Saturday, June 25, 2016

Anchorage, AK - Combat Fishing

So we’ve been in Anchorage for about 5 days now and I haven’t had a chance to write anything about it. Mostly because I’m still trying to catch up on the days before we hit Anchorage. But, yes, here were are, enjoying the sights, the museums, the trails, the beautiful flowers all over town and, gee, we’re right across the street form Costco so we’re enjoying the rotisserie chicken. Yeah, it all comes down to food.

Anchorage is a young town, the average age is 33, but, of course the large presence of so much military helps keep the age down. Young people, young families. On the other hand, Who retires to Anchorage? The story I hear the most is that people leave and retire to the Desert Southwest. In fact, several of the RV park owners that I’ve talked with tour the southwest during the winter or have homes there. They travel back to Alaska to open their parks in mid-May.

Anchorage itself is young, since it wasn’t even begun until 1915 when the Alaska Railroad chose this as its location and brought in lots of people. The original Anchorage, circa 1915, was a group of tents put up to house workers on the Alaska Railroad. This shanty town housed some 2,000 workers...but there was only one bath tent. Well, who wants to take an outdoor bath in the cold, anyway?

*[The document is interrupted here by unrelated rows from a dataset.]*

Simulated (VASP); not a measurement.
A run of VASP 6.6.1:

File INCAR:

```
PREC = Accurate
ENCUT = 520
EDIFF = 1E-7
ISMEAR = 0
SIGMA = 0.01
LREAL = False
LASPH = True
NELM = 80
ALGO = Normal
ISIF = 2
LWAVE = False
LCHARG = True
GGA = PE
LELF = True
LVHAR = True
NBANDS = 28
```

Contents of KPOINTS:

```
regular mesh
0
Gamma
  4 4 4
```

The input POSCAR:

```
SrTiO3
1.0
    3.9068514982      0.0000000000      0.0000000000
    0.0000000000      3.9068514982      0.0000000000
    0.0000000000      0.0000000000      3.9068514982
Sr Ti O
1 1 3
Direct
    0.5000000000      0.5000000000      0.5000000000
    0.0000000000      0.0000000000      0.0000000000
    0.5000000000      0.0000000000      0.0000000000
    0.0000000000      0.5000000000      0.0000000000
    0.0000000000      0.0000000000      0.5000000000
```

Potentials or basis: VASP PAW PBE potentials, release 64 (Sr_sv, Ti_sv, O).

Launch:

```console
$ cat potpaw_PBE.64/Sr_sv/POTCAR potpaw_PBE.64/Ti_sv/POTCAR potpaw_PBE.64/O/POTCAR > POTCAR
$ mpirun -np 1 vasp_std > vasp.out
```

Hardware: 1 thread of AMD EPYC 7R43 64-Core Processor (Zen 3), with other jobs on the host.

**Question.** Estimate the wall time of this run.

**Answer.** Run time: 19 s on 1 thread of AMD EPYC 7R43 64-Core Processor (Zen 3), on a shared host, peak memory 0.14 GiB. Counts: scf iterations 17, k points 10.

This small city which was 2000 in 1915 is close to 300,000 today. Pretty quick growth. But, then, there were lots of things happening during these 100 years that affected its growth: WWII and the building of the Alaska Highway, the growth of the military for defense, the discovery of oil on the North Shore, the growth of the tourist trade. All these contributed to Anchorage’s good fortune. But, it’s the spectacular scenery that frosts the cake and makes the growth stick. We’ve talked to lots of people who love it here and can’t imagine living anywhere else.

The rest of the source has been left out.